The Source of all Evils

Today I am racing with my (very delayed) study for a test the day after tomorrow on Contemporary Philosophy, hence my previous post and, hopefully, my next few. So I was looking for a single book from which I could extract, in my typical “borderline plagiaristic way”, material enough for quick summary posts and a decent understanding. I was lucky to mention that to a colleague who had just bought a book that seemed to be exactly what I needed: “German Philosophy 1760-1860: The Legacy of Idealism“, by Terry Pinkard. I gave him a ride home, borrowed the book (a real physical one!) and came home, not eager to read it, I must admit, but enjoying the fact that I had a mission that could now be accomplished. Like I said, I am late, so I am doing this sort of speed reading, highlighting just the minimum and not even taking notes when I simply had to stop and write this post. The reason is: I saw evil. I saw evil on page 44.

 

Ayn Rand used to talk about how Kant was pure evil, how what he intended was to destroy the world with his philosophy, his anti-reality, anti-reason, anti-life stance towards existence. She obviously exaggerated. I can’t see that little fellow as evil. And, to be honest, I don’t think his philosophy is or generates evil by itself. Yes, he reversed everything with his “Copernican revolution”, but his world of phenomena still works like my world, and his world of noumena is harmless enough — it’s even the source of all freedom and might also work as a philosophical place to leave all the remaining mystery in life.

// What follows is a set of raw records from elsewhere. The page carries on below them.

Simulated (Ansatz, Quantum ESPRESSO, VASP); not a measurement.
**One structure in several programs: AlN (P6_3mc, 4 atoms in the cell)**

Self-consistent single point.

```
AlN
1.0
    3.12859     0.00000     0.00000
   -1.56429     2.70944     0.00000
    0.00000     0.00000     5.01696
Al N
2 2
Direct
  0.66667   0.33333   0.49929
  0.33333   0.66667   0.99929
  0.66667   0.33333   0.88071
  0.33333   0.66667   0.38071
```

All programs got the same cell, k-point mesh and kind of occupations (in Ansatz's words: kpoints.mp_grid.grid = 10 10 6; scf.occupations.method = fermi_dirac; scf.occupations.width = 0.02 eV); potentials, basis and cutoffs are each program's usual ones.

No, the real evil is not Kant. The real evil is…

Sorry, I don’t have a word to mean what I want to say. I want to say that characteristic of man so pervasive today that allows one to “see only what one wants to see”, to bend reality to make it match one’s own inclinations, to mold existence in one’s own image, like God supposedly made man. Well, I really don’t know the word I want, and that pisses me off because I want to use this word very often, especially now that I see it so clearly in people’s discourse. Especially now that I saw on page 44.

“After Kant, it seemed that we could no longer explain our powers of thought in terms of a set of natural dispositions or in terms of their fulfilling some metaphysical potentiality for their own perfection. Thinking was to be understood in terms of judging according to the normative rules that govern discursive synthesis, not in terms of any kind of natural, causal, or metaphysical relation to objects (in anything like the traditional sense). Our mentality consists in the specific way in which we take up a normative stance to experience, and without that active “taking up,” there is, quite simply, no consciousness, no mentality at all. In even the most ordinary perceptions, we find only the results of human spontaneity, expressed in self-imposed conceptual rules, combining itself with the given elements of sensory and intuitive experience, not the preordained results of a perfect order disclosing itself to us.

I promise to you now: I will become a Ph.D in philosophy one day, even if only so that  people may listen to me when I make my analyses of philosophical texts and philosophy in general. I know I am an ignorant fool right now, and that nothing philosophical I say can be regarded as serious, but one day I will show how people simply DON’T UNDERSTAND Kant, not because they can’t really grasp what he is saying — they have infinitely more ability to understand philosophy than I do right now — but simply because they can’t help but…. (here, I should write that word I can’t figure out, only in verb form) … when they read Kant.

They SEE WHAT THEY WANT TO SEE!

I forced myself to read Kant’s “Critic of Pure Reason”, I really did. It hurt like hell. The way he writes, the words he conjures, the inconsistency of his meanings, the aggravating length of his paragraphs, all that contribute for a terrible experience. Yet I persevered. And I know I understood little. Now I can’t even remember much. But the little I understood and the little I remember tells me the above quote is WRONG! Just like most of what I hear about Kant and Kantianism is wrong.

Even the most ordinary perception is a result of human spontaneity? Expressed in self-imposed rules? What people want nowadays is an excuse to do what they want, to express themselves in any way, and to have their opinions (no matter how ridiculous and evil they be) respected and upheld by “communities” of like-wise nutheads. I am not talking about this author specifically, I am talking about the “average Kantian”.

Kant said that all rational beings (be it humans or E.T.s from Andromeda) have UNIVERSAL cognitive structures that allow them to experience the world the way they do. But contemporary philosophy has distorted this up to the point of all-out personal subjectivity.

I know I can’t convince anyone of my argument. I know I don’t even have a fully-formed argument. I am tired. I have a lot to study and no motivation whatsoever. I have to make a post a day for more 267 days to fulfill my promise to myself, and I have no time.  I just wasted a long time I should be studying to write this useless post. If there is any Kantian out there reading this post and getting mad about it,  I’m sorry. If Mr. Terry Pinkard ever read this post and get mad about it, I’m sorry. This is just an ignorant fool vociferating his half-formed ideas about the world. Ignore me. Please.

But one day I’ll figure out the word I need, and then we’ll talk again.